I hate maintenance. I don’t make the bed in the morning because it’ll just need to be made again the next day. Our house needs painting. A few years ago it was painted. My friend the painter did an excellent job–prepared the surface, used quality paint, applied it well. And still my house needs painting.
Some have tried to find permanent solutions to the painting problem. Sadly, vinyl siding turned out to have some flaws, as Judith Helfand made devastatingly clear in her movie Blue Vinyl. Alas, there is always a price to pay, and anyway, not a damn thing is permanent. Check out granite gravestones from the nineteenth century. Humans are not the only things who pass this way but a while. Alas, poor granite.
In short, I wish progress was permanent, I wish victories lasted, I wish people didn’t always keep acting like . . . people.
The Emancipation Proclamation was issued on January 1, 1863, but the slaves in Galveston just kept on a-slavin’. Two and a half years later, on June 19, 1865, federal troops arrived on Galveston Island and General Gordon Granger read General Order No. 3:
The people of Texas are informed that, in accordance with a proclamation from the Executive of the United States, all slaves are free. This involves an absolute equality of personal rights and rights of property between former masters and slaves, and the connection heretofore existing between them becomes that between employer and hired labor. The freedmen are advised to remain quietly at their present homes and work for wages. They are informed that they will not be allowed to collect at military posts and that they will not be supported in idleness either there or elsewhere.

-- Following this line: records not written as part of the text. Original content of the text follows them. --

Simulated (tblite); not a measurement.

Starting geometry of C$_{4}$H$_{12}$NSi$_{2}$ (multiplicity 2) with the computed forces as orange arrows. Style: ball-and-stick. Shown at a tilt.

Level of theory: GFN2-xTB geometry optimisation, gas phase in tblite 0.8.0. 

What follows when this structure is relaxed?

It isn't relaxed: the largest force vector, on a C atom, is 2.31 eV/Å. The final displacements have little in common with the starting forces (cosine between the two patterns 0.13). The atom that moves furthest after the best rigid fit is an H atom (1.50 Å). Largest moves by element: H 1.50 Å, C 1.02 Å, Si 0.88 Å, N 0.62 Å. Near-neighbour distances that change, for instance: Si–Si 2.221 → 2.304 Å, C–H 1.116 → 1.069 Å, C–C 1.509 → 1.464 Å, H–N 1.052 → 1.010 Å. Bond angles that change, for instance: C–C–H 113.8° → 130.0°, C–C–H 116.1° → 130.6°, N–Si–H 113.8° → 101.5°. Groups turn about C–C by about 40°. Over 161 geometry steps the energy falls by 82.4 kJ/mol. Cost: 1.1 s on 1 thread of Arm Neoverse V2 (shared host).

Hooray! Juneteenth (a portmanteau of June 19th) marks the beginning of “absolute equality of personal rights” between former slaves and their owners. Our blissful coexistence in equality since that date is well documented. . . . Is that murmuring from the masses I hear? Jim Crow? Plessy v. Ferguson? Damn, there’s always more maintenance. I hate it.
And while we’re on the subject, here’s another aspect of delicious freedom which may be in need of further tinkering: “The freedmen are advised to remain quietly at their present homes and work for wages.” The life and death of Maria Isabel Vasquez Jimenez comes to mind. I mean there’s slavery, and then there’s slavery. Bonded labor, indentured servant, what’s in a name? A slave by any other name would be as debased.